5 Best NBA Players Fighting for Another Shot

2024-09-17

كتب : admin

We know NBA careers are finite, but several players seem to have been pushed toward the end of the line too hastily this offseason. Here, we'll highlight the ones who deserve a chance to prove they've still got plenty to give.

Every one of the players we'll feature is currently unsigned and available. Their origin stories run the gamut from top overall pick to undrafted free agent, but all of them were full-time starters at one point or another. That they're featured here isn't an argument that these players deserve a return to prominence as first-unit contributors. Instead, we're simply saying each of them has enough of a track record—even recently—to justify a roster spot.
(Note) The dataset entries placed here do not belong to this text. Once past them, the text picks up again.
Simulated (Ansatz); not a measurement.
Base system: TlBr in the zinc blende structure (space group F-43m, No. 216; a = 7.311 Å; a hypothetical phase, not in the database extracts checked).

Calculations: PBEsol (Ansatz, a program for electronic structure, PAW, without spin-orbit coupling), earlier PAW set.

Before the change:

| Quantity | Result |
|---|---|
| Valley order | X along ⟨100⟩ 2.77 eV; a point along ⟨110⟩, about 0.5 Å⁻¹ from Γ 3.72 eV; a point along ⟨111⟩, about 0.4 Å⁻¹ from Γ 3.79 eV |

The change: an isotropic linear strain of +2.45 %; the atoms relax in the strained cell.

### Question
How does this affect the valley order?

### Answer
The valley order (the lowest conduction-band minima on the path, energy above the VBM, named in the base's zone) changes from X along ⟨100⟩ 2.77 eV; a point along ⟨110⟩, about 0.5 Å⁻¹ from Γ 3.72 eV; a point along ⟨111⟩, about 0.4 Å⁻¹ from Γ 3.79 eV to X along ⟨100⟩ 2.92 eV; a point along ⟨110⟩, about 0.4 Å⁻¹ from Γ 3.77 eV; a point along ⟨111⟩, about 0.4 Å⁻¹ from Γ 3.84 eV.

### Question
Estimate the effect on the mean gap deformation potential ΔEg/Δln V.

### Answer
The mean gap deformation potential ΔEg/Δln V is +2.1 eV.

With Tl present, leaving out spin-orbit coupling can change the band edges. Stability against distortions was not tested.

Age or specific skill deficits may be turning teams off, but these guys aren't done just yet.

Markelle Fultz

Despite their need for offensive facilitation, the Orlando Magic have yet to bring back free agent and former No. 1 overall pick Markelle Fultz. That's a pretty strong indictment of the point guard's shaky shooting and spotty health record, and it raises the possibility that Fultz is in danger of falling out of the league entirely.

Though his career mark of 27.4 percent from three-point range basically precludes Fultz from ever featuring in a closing lineup on a big-time winner, it's not as if he can't help in other ways. Remember, it was only 2022-23 when Fultz averaged 14.0 points and 5.7 assists while shooting 51.4 percent from the field in 60 starts for Orlando.

Plenty of teams could use production like that in a backup role, even when pricing in the likelihood that Fultz will miss significant time. He's played fewer than 50 games in five of his seven NBA seasons.

Though he hasn't graded out as a positively impactful defender since his rookie year, Fultz has good length for his position and has posted steal rates high enough to rank in the 88th percentile or better across the last three seasons. If a team were to take him off the ball more and slot him into a slashing and finishing role, perhaps Fultz could redirect the energy savings to more consistent defensive work.

Young teams in need of steadying facilitation should be interested, as should more established squads who might gamble on a once-prized prospect. We've seen those types of talents—Shaun Livingston, Dante Exum, Kris Dunn—reinvent themselves as role-players later on in their careers. Fultz, still just 26, could do the same in the right environment.